As a reader who knows virtually nothing about horses, and who has never attended a race meeting in my life, I encountered many unfamiliar equestrian terms and traditions in Daylight Second, but they never bothered me because Morey always put them in a context that makes them understandable. Typical is the diet Tommy feeds “Bobbie” before a major race meet:

At St Alban’s Tommy is pouring small feed of crushed oats and lucerne chaff with a handful of Epsom salts and a measure of Fowler’s tonic into Bobbie’s feed bin. Even though the hay-net is empty and it’s any hours until Bobbie races, Tommy doesn’t refill it. None of Harry’s horses get hay on race mornings or even much of a feed as he believes it slows a horse down….” (p.211)
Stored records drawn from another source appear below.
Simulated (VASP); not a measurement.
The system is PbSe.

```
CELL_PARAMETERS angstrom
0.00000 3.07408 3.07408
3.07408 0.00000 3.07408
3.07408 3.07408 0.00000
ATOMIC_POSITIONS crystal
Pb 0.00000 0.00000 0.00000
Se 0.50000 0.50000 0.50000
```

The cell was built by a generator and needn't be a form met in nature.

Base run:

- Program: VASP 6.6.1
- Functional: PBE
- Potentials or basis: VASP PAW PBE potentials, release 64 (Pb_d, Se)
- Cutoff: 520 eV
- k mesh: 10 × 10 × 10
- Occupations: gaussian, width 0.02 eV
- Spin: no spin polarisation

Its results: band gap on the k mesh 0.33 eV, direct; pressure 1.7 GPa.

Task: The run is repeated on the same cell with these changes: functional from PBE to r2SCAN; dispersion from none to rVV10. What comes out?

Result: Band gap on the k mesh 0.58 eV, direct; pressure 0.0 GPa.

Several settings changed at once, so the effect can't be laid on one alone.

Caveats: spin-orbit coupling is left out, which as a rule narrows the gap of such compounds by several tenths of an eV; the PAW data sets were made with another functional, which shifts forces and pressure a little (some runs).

Likewise, I was unfamiliar with the whole process of handicapping strong racehorses by adding weights to them, and the particular quirks of bookies. Just as she does not sentimentalise the horse, neither does Morey prettify the fairly sordid manoeuvres of the racing fraternity when they fear their profits are going to be damaged by an outsider:

The Victoria Racing Club has publicly stated that Phar Lap will be the ruination of Australian racing if he isn’t stopped, even though it is the Depression, not Par Lap, that has shrunk the starting fields and race-day attendance. In truth, slowing Phar Lap down has very little to do with saving Australian racing – it’s pure self-interest by a small group of men who don’t like being beaten by someone like Harry Telford.” (p.259)

There is an episode where Tommy Woodcock protects the horse from a drive-by gunshot attack on Phar Lap, obviously arranged by bookies to change the odds before the big race.

What I find most admirable in Morey’s narrative approach, however, is her refusal to endorse any of the conspiracy legends about how Phar Lap died after winning a big race in Agua Caliente, Tijuana, Mexico. It’s a mystery and appropriately remains a mystery followed by one or two plausible theories.

I hope I have made it clear that Daylight Second is exactly what it sets out to be – not a work of profound literature, but a good, galloping, engaging work of popular fiction, told throughout in the immediate present tense and bound to find a large audience. Mission accomplished.

Redundant footnote: My unforgiving historian’s eye noted two very minor historical inaccuracies in this novel. No – there never were any newsreels of stockbrokers jumping to their death in 1929 when the Depression struck (p.132). This is a popular, but disproven, fiction. No, no movie studio would ever have suggested that Phar Lap could become a movie star “just like Trigger” (p.331) because the cowboy star Roy Roger’s famous horse Trigger wasn’t even born until a couple of years after Phar Lap’s death. But these matters are so trivial that they have no bearing on this novel’s success.